Recently, former Chelsea midfielder Steve Sidwell revealed in an interview with camel.live why José Mourinho gave him the Chelsea No.9 shirt—despite him being a midfielder.
After Mourinho joined Chelsea in 2004, one of his most notable traits was that he played mind games almost every week. Mourinho often managed to get under the opposition’s skin and put them on the back foot. But his mind games weren’t just directed at rivals. Sidwell recalled how Mourinho used a shirt number to put pressure on the club’s hierarchy back then.
Sidwell said: “I was a midfielder. When I first arrived at Chelsea, he asked if I minded wearing the No.9 shirt. I said yes because I thought he was testing me. Then, they actually gave me the No.9. When I told my friends about it, they couldn’t believe it—after all, I wasn’t a striker.”
At the time, the 25-year-old Sidwell didn’t fully understand Mourinho’s intention. But now, at 42, he sees it clearly.

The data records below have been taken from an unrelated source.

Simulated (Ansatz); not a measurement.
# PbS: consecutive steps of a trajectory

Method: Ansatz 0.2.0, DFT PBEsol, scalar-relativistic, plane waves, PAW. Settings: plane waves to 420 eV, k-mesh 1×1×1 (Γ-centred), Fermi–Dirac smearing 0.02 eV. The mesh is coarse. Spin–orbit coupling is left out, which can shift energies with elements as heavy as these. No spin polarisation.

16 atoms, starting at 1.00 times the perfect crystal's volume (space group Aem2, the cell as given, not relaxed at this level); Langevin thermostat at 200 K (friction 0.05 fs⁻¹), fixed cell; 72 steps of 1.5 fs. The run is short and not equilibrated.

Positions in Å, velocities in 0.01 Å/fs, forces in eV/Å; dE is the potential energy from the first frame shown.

Sidwell explained: “Giving me the No.9 was Mourinho’s way of putting pressure on the management. He wanted to sign a striker, but the club didn’t give him the funds. So he decided to give the No.9 to a player who’d joined from Reading on a free transfer.”
In the end, after just 8 games in the 2007-08 season, Mourinho left Chelsea. As for Sidwell—the “makeshift No.9”—he only stayed at Chelsea for one season, scoring one goal in 25 appearances. It was a return that barely lived up to the weight of the No.9 shirt he wore.